Let $ABC$ be an isosceles triangle with $BC=CA$, and let $D$ be a point inside side $AB$ such that $AD< DB$. Let $P$ and $Q$ be two points inside sides $BC$ and $CA$, respectively, such that $\angle DPB = \angle DQA = 90^{\circ}$. Let the perpendicular bisector of $PQ$ meet line segment $CQ$ at $E$, and let the circumcircles of triangles $ABC$ and $CPQ$ meet again at point $F$, different from $C$. Suppose that $P$, $E$, $F$ are collinear. Prove that $\angle ACB = 90^{\circ}$.

Let $f:\mathbb{R}^+\to\mathbb{R}^+$ be such that $$f(x+f(y))^2\geq f(x)\left(f(x+f(y))+f(y)\right)$$for all $x,y\in\mathbb{R}^+$. Show that $f$ is unbounded, i.e. for each $M\in\mathbb{R}^+$, there exists $x\in\mathbb{R}^+$ such that $f(x)>M$.

Let $1 \leq n \leq 2021$ be a positive integer. Jack has $2021$ coins arranged in a line where each coin has an $H$ on one side and a $T$ on the other. At the beginning, all coins show $H$ except the nth coin. Jack can repeatedly perform the following operation: he chooses a coin showing $T$, and turns over the coins next to it to the left and to the right (if any). Determine all $n$ such that Jack can make all coins show $T$ after a finite number of operations.

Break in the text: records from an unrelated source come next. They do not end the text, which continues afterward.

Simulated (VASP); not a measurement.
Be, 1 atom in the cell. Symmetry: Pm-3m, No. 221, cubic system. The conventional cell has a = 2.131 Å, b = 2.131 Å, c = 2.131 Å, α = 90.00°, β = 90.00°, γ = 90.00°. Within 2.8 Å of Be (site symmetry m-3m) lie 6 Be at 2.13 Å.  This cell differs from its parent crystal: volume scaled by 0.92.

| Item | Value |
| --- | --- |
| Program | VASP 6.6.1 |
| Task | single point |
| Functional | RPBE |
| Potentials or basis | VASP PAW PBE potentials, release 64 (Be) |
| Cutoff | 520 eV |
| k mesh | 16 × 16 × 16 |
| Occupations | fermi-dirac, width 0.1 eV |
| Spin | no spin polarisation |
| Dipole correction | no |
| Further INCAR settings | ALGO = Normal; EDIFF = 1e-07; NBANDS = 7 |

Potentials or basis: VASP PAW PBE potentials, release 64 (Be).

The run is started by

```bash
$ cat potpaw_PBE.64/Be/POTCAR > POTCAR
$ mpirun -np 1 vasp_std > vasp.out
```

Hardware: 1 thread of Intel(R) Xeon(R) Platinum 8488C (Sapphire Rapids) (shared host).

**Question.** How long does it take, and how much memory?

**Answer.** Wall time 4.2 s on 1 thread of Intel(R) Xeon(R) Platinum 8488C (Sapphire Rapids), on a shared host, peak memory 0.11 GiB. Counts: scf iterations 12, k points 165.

Let $n$ be a positive integer. Find the number of permutations $a_1$, $a_2$, $\dots a_n$ of the sequence $1$, $2$, $\dots$ , $n$ satisfying $$a_1 \le 2a_2\le 3a_3 \le \dots \le na_n$$. Proposed by United Kingdom

Find all positive integers $n$ such that $2021^n$ can be expressed in the form $x^4-4y^4$ for some integers $x,y$.

A triangle $ABC$ with $AB<AC<BC$ is given. The point $P$ is the center of an excircle touching the line segment $AB$ at $D$. The point $Q$ is the center of an excircle touching the line segment $AC$ at $E$. The circumcircle of the triangle $ADE$ intersects $\overline{PE}$ and $\overline{QD}$ again at $G$ and $H$ respectively. The line perpendicular to $\overline{AG}$ at $G$ intersects the side $AB$ at $R$. The line perpendicular to $\overline{AH}$ at $H$ intersects the side $AC$ at $S$. Prove that $\overline{DE}$ and $\overline{RS}$ are parallel.

For each positive integer $n$, let $\rho(n)$ be the number of positive divisors of $n$ with exactly the same set of prime divisors as $n$. Show that, for any positive integer $m$, there exists a positive integer $n$ such that $\rho(202^n+1)\geq m.$

Let $d\geq 1$ and $n\geq 0$ be integers. Find the number of ways to write down a nonnegative integer in each square of a $d\times d$ grid such that the numbers in any set of $d$ squares, no two in the same row or column, sum to $n$.

Let $m, n$ be positive integers. Show that the polynomial $$f(x)=x^m(x^2-100)^n-11$$cannot be expressed as a product of two non-constant polynomials with integral coefficients.

Let $a,b,c$ be distinct positive real numbers such that $\frac{1}{1+a}+\frac{1}{1+b}+\frac{1}{1+c}\leq 1$. Prove that $$2\left(\sqrt{\frac{a+b}{ac}}+\sqrt{\frac{b+c}{ba}}+\sqrt{\frac{c+a}{cb}}\right)<\frac{a^3}{(a-b)(a-c)}+\frac{b^3}{(b-c)(b-a)}+\frac{c^3}{(c-a)(c-b)}.$$

Let $n$ be a positive integer and let $0\leq k\leq n$ be an integer. Show that there exist $n$ points in the plane with no three on a line such that the points can be divided into two groups satisfying the following properties. $\text{(i)}$ The first group has $k$ points and the distance between any two distinct points in this group is irrational. $\text{(ii)}$ The second group has $n-k$ points and the distance between any two distinct points in this group is an integer. $\text{(iii)}$ The distance between a point in the first group and a point in the second group is irrational.

A finite sequence of integers $a_0,,a_1,\dots,a_n$ is called quadratic if for each $i\in\{1,2,\dots n\}$ we have the equality $|a_i-a_{i-1}|=i^2$. $\text{(i)}$ Prove that for any two integers $b$ and $c$, there exist a positive integer $n$ and a quadratic sequence with $a_0=b$ and $a_n = c$. $\text{(ii)}$ Find the smallest positive integer $n$ for which there exists a quadratic sequence with $a_0=0$ and $a_n=2021$.